Old school JG pulls off such a feat by creating an open-ended minimum-wage public employment program. The program employs everyone not employed by regular employers, getting the country to 0 percent unemployment. And, by only paying the minimum wage, the JG would not actually be competitive with regular jobs, almost all of which pay more than the minimum wage. The idea that workers in regular jobs would be able to use the existence of the JG to force up their wages was thus described as preposterous: how do you force your employer to pay you more if your “bargaining chip” is that you can go get a minimum wage JG job that pays you even less than you are already making?

In fact, JG advocates claimed, the JG program actually helps discipline the wage demands of regular workers. If a regular worker gets too uppity, employers could just fire them and replace them with a JG worker who would be thrilled to take a job that pays more than the fixed minimum wage they get in the JG program.

Randall Wray is very explicit about this in his 1997 paper:

However, just as workers have the alternative of [JG], so do employers have the opportunity of hiring from the [JG] pool. This is the primary “price stabilization” feature of the [JG] program. If the wage demands of workers in the private sector exceed by too great a margin the employer’s calculations of their productivity, the alternative is to obtain [JG] workers at a mark-up over the [minimum wage]. This will help to offset the wage pressures caused by elimination of the fear of unemployment.
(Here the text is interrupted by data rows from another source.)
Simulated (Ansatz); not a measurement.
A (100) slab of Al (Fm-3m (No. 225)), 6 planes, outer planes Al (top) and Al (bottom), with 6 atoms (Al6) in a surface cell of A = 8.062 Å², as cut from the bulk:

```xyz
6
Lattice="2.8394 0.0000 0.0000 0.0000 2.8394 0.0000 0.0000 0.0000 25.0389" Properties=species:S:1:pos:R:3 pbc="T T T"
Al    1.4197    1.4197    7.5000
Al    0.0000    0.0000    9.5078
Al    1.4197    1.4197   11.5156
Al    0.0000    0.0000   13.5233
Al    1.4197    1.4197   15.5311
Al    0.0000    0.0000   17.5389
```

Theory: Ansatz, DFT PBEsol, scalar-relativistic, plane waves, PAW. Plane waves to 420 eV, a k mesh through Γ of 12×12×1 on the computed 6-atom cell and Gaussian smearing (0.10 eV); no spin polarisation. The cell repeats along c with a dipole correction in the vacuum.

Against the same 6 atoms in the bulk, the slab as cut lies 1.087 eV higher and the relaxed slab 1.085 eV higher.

Another way to put this is to say that the JG does not eliminate the reserve army of unemployed people who help hold down the wage (and other) demands of workers. It’s just that, instead of the reserve army sitting around on unemployment benefits, they now work a minimum wage job that they are eager to leave as soon as they can get higher pay from a regular employer. Wray actually puts the point in exactly these “reserve army” terms:

It must be remembered that the [JG] workers are not “lost” as a reserve army of potential employees; rather, they can always be obtained at a mark-up over [the minimum wage].

The old telling makes perfect sense of course. The whole challenge JG is trying to solve is getting to 0 percent unemployment without creating unsustainable wage-price inflation. If it somehow massively increased the bargaining power of regular workers, then it would create unsustainable wage-price inflation and be unworkable as a policy. The benefit of the JG over having a small percentage of the workforce on unemployment benefits is not that it tightens labor markets and runs up wages, but rather that it puts people to work, and jobs are better than welfare (the normative judgment at the heart of JG advocacy).


The new version of the JG argument, which is being pitched to political audiences rather than academic audiences, has completely reversed the claim that the JG will not meaningfully improve the bargaining position of regular workers. Indeed, the new JG advocates even use the exact same language as the old JG advocates, but in the opposite direction. For instance, here is Rohan Grey quoted in The Intercept:

“The NAIRU is a central component for most macroeconomic theories that have been used by central banks around the world, and it’s a political, technical, and moral excuse to not try and hire that last 5 percent,” said Grey. “What it actually does is keep a reserve army of unemployed people who effectively discipline the rest of the employed. If you piss off your boss, if you get too uppity, you could fall over into the abyss.”

So Grey argues that, because the JG employs everyone, it gets rid of the “reserve army of unemployed people” and therefore makes it so that regular workers can’t get fired for being “too uppity” in the demands they make on their bosses. Old School Wray, on the other hand, argues that, because the JG pays the minimum wage, it does not get rid of the reserve army available to employers to discipline their workers if they get too uppity (Wray actually uses the word “obstinate” though, not “uppity”).

Notably here, the underlying program has not changed at all. The JG is still an open-ended minimum-wage public employment program. Yet somehow it recently went from a program that was claimed to preserve the reserve army to one that got rid of it.

What’s remarkable here is not just that the story has completely reversed, but that, if the new claim is true, then the program cannot possibly work. Remember, the reason Wray was trying to argue that the JG won’t significantly increase the bargaining power of regular workers is because, if it did that, then it would cause unsustainable wage-price inflation. So, if the new advocates are right, and the JG actually does significantly increase the bargaining power of regular workers, then it will collapse under its own inflationary weight.